Defining the goals is a key aspect. If re-invention is what we desire than I wou...

Defining the goals is a key aspect. If re-invention is what we desire than I would like to take a shot at outlining the positive aspects of usenet, as well as the negatives.

Positive:

* Anonymity possible (to an extent)

* Moderation possible (to an extent)

* Caching of desired content at the network edge

* Binary data (though obviously no more yyencode/etc)

* Libre (as in freedom of speech)

* Free (as in beer)

* Useful, if probably illegal, content

* Distributed

The negatives:

* Impersonation/other false claim to identity.

* Spam

* Illegal content (to whom? how to identify? intractable)

* Flame wars

* Difficulty of setting up a 'feed'

I'd like to take a small stab at these various problems.

For identification I would specify the use of public key cryptography; it's the only de-centralized option I know of. OpenPGP with some extensions (IE: ed25519 signing keys) seems to be the obvious choice.

With identification the use of spam filtering technologies can also be resolved. Have users 'file' copies of messages in to several training bins via flags. Flags would be ternary state entities (true/false/null). Liked, On Topic, 'harmful content' (the catch all would be used in a design sense to include any type of illegal content, however for some groups that content /is/ the signal; this is meant to inform users so they can choose, not to be a nanny for them).

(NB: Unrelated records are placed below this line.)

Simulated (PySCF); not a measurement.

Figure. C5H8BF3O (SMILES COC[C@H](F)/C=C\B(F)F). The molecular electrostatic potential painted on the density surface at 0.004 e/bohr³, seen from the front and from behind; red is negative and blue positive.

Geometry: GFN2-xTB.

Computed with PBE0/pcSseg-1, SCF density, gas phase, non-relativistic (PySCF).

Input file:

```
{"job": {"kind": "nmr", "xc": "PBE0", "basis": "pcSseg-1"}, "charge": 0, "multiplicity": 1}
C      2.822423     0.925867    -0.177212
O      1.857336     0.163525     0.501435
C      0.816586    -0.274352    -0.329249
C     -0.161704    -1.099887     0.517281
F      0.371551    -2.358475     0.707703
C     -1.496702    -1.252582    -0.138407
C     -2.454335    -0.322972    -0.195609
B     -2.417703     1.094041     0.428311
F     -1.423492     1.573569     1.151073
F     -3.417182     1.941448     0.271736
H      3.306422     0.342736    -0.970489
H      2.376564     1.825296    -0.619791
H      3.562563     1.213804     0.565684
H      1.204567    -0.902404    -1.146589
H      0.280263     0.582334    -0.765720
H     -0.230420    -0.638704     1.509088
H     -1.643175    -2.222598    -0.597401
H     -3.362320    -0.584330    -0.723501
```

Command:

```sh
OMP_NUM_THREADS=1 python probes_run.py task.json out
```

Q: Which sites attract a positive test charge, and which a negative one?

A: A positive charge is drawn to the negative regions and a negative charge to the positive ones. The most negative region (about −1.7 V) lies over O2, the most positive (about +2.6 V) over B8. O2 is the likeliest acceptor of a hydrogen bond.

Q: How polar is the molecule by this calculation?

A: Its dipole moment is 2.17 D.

The above tagging would allow for aggregation to determine the 'health' of a data-pool, as well as how useful it was to the user base of a given server.

Data pools would, in themselves, be another type of tag. The built in base tags defined above would be the only 'required' ones, but a firehose of all data is crazy. Thus tags (similar to keywords) would also be attached. Advanced users (any that provide 'detailed' feedback) could 'vote' on the accuracy of applied tags including the base tags (which would be inferred as necessarily existing).

Base tags become 'groups' in this distributed database.

Critically servers aggregate and thus anonymize the tag weighting of their own userbase (even from their own user base).

Every (tag sync period) an enumeration of all non-default tags (and their yes/no vote counts) would be computed and the published result for that listed.

Also published, would be a list of the other 'servers' which this current server is aware of. SOME of these would be replication servers (which would have a non-zero weight that isn't required to be published), while others are just the servers known by other servers. Each entry would have an age; this would be the last time that the tag stats of that remote server was successfully polled (thus low entries are likely to be replication sources, BUT might be 'validation' of other servers as obfuscation).

Servers might only share post contents with authorized connections. Anyone able to do so would be able to source the other server and therefore replicate the tagged data that it chooses to cache. The other server may require something like providing account data for it to sync your server's userbase stats to it. Comparing the relative accuracy of stats would enable it to determine if your userbase is real or not, as well as how your userbase votes on things it's userbase does not. This would be the reason that (semi-anonymous) peering between even not-like-sized servers would be permitted; particularly if your own server is frugal and normally doesn't download things that aren't voted on it.

Obviously server to server communication would involve the automated use of signing keys /for the server/.